A comparison of taxation on precious metals
The taxation of precious metals varies significantly from country to country. Whilst capital gains are generally tax-free for private individuals in Switzerland, Germany and Austria have clear holding periods of one year. At the same time, the rules regarding VAT and wealth tax also differ.
Precious metals are regarded as a stable component of a long-term asset structure. In addition to security and storage, tax treatment is crucial, as it directly influences the actual return. Key factors here include taxation at the time of purchase and sale, as well as any ongoing taxes. Factors such as holding period, storage location and classification as private or commercial trading also play a central role.
Investment gold is generally exempt from sales tax or VAT on purchase in Switzerland, Austria and Germany, provided the legal criteria are met. Silver, platinum and palladium, on the other hand, are generally subject to sales tax in all three countries. In Switzerland, the tax can be deferred if the metal is stored in a duty-free warehouse until delivery.
🇨🇭 Switzerland
In Switzerland, investment gold is exempt from VAT, whereas silver, platinum and palladium are generally subject to VAT. However, if a duty-free warehouse is used, the tax is usually only payable upon delivery.
A significant advantage lies in capital gains: profits from the sale of precious metals are tax-free for private individuals, regardless of the holding period. Tax liability only arises if the activity is classified as commercial trading.
At the same time, precious metals are subject to wealth tax, the structure of which varies from canton to canton. The basis is the respective market value at the end of the year.
For investors, this means that Switzerland offers tax advantages, particularly for long-term wealth accumulation, as capital gains are not taxed; however, ongoing wealth taxation must also be taken into account.
🇦🇹 Austria
In Austria, investment gold is also exempt from VAT, whilst other precious metals are subject to tax.

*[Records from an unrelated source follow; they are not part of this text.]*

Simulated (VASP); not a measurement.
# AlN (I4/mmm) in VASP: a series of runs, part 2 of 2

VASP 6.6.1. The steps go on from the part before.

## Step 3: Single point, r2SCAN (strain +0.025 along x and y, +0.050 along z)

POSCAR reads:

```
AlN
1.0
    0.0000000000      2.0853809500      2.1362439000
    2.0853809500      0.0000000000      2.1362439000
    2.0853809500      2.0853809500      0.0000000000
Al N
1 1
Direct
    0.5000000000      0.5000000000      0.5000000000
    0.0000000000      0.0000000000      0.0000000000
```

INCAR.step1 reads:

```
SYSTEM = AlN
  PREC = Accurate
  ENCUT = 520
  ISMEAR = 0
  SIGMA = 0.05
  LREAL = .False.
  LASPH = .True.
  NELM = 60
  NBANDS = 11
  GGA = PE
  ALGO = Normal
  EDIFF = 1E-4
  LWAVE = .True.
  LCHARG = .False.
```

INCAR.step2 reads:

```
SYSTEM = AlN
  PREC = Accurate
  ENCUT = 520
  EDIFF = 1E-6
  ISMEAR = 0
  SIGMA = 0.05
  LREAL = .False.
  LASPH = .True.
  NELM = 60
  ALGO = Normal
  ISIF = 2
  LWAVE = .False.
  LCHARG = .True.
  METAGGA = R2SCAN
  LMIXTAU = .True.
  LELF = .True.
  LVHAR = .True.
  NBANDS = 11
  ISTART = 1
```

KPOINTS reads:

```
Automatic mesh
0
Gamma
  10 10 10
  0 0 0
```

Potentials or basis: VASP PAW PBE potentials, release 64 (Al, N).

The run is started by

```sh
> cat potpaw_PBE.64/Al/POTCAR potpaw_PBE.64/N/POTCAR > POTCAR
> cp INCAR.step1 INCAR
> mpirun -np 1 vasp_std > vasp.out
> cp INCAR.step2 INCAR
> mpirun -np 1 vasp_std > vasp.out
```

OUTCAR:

Profits from the sale of physical precious metals are subject to income tax within one year. After a holding period of twelve months, these profits are tax-free. In addition, there is an allowance of €440 per year. If this is exceeded, the entire profit is taxable.
There is no wealth tax in Austria.
For investors, this means that tax advantages arise primarily from a long-term holding period, whilst short-term profits are subject to tax.
🇩🇪 Germany
In Germany, investment gold is exempt from VAT. Silver, platinum and palladium are generally subject to VAT, although the margin scheme is sometimes applied in the retail sector.
Profits from private sales are taxable within one year. After this period, they remain tax-free. Since 2024, an allowance of €1,000 per year has applied. If this is exceeded, the entire profit is taxable.
No wealth tax is currently levied.
For investors, this means: As in Austria, the holding period is decisive, although the higher allowance offers additional leeway.
Conclusion: Where are precious metals most attractive from a tax perspective? A direct comparison shows that Switzerland offers tax advantages on capital gains, as these are generally tax-free for private individuals, whereas Germany and Austria require a one-year holding period. At the same time, Switzerland levies a wealth tax, which does not apply in Germany and Austria. Which solution makes sense in individual cases depends on investment strategy, investment horizon and place of residence.
Legal notice: This article is intended solely for general information purposes and does not constitute legal or tax advice. A binding assessment requires qualified tax or legal advice.